Reputation Matters

Jeff Resnick writes about the importance of active corporate reputation management in our latest guest blog. He is Global Managing Director at ORC International, the global market research firm that conducted the annual NYSE Euronext CEO Report.

Warren Buffett hit the nail on the head when he said “It takes 20 years to build a reputation and five minutes to ruin it. If you think about that, you’ll do things differently.”

Unfortunately, the case examples documenting the veracity of this statement are numerous. A company’s reputation is one of its most important assets and deserves to be protected with every ounce of fortitude a company can muster. Based on this year’s CEO Report, NYSE Euronext listed CEOs as well as entrepreneurial CEOs of privately held companies agree. Virtually all of these CEOs (97 and 96% respectively) consider managing their company’s reputation a part of their overall enterprise risk management strategy. Every CEO should be asking the question “Am I doing enough to protect the reputation of my company?”

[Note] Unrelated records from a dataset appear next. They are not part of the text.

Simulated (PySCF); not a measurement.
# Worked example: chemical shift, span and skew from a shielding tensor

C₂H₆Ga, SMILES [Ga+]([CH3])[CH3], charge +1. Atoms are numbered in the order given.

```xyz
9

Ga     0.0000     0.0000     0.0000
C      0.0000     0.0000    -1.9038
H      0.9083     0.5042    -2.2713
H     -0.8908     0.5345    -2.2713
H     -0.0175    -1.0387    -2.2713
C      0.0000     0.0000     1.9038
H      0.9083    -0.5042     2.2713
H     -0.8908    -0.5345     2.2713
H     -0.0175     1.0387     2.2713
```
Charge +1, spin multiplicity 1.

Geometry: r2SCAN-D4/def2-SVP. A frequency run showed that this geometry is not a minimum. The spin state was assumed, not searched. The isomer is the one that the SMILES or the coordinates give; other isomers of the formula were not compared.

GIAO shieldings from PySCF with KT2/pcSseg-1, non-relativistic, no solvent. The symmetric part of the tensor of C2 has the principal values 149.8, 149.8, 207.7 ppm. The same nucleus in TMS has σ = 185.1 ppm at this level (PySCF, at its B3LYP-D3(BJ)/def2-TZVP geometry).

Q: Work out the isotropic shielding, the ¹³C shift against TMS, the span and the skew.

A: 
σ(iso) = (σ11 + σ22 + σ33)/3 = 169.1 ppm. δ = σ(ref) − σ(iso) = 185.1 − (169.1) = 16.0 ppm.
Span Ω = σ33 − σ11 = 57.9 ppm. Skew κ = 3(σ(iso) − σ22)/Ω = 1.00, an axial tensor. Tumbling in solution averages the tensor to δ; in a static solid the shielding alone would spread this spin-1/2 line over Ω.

Protecting your company’s reputation is critical in today’s environment where the public’s trust in large corporations has been damaged by the poor behavior of a number of high profile companies over the past decade- Enron, AIG, Bear Stearns just to name a few. It is because of these actions that today, 35% of NYSE Euronext CEOs and 56% of the entrepreneurial CEOs say the public’s trust in publicly traded companies is decreasing.

Additionally, while almost two-thirds of NYSE Euronext listed CEOs believe CEOs, in general, are taking as much action as they should to protect the reputation of their company, this falls to approximately four in ten among entrepreneurial CEOs and MBA students, our ‘Future CEOs’. This is a considerable gap that must be rectified before this “trust chasm” can be bridged. Additionally, when it comes to Corporate Social Responsibility, nearly 60% of MBA students also feel it should be mandated to help support reputation initiatives while less than half of Listed CEOs agree.

Reputation is as much about perception as it is about fact. It is about ethics, trust, relationships, confidence and integrity. It is built on the fundamental belief that management knows how to run its business and will win in the long-term.

It is also about leadership from the top. The adage “perception is reality” was never more true than it is in the world of reputation. The principle tenet of reputation is that it cannot be manufactured by an advertising agency or created by a PR firm. Reputation is built as a result of ongoing interactions between a company and its key stakeholder groups, where the experience of the later is consistent with the values the company claims to uphold, as well as its brand promise.  As stated by Professor Stephen A. Greyser of the Harvard Business School, “Actual corporate behavior far outweighs corporate communication about behavior – especially promised behavior.”

Since CEOs acknowledge that managing their reputation is an important part of enterprise risk management, the important question becomes what are the key steps that a CEO needs to take to effectively manage their company’s reputation?

According to extensive brand and reputation studies ORC International has conducted, the most important starting point is to fully understand where reputational risk lies. This includes risks about your firm specifically as well as industry risks that might have a negative impact on your firm. This is almost always a vigorous and enlightening process undertaken by the executive team. One primary reason why companies are often caught off-guard by a reputational event is they are often blind to the risk. Just as a company can identify sources of financial, technology or legal risk, so can the potential sources of reputational risk be identified. Once identified, it is then possible to:

  • Identify the reputational risks with the highest probability of occurring.
  • Assess which stakeholders (internal and external) might be impacted by a reputational event, if it occurred.
  • Establish measurement or audit protocols to determine whether the probability of a specific reputational event is increasing or decreasing
  • Create proactive strategies for dealing with reputational events, generally in concert with a company’s PR firm.

While the management of reputation is not as simplistic as this commentary might imply, starting the journey to better understanding your reputational risk is. There is no reason to be blindsided by a reputational event – something no CEO wants to experience.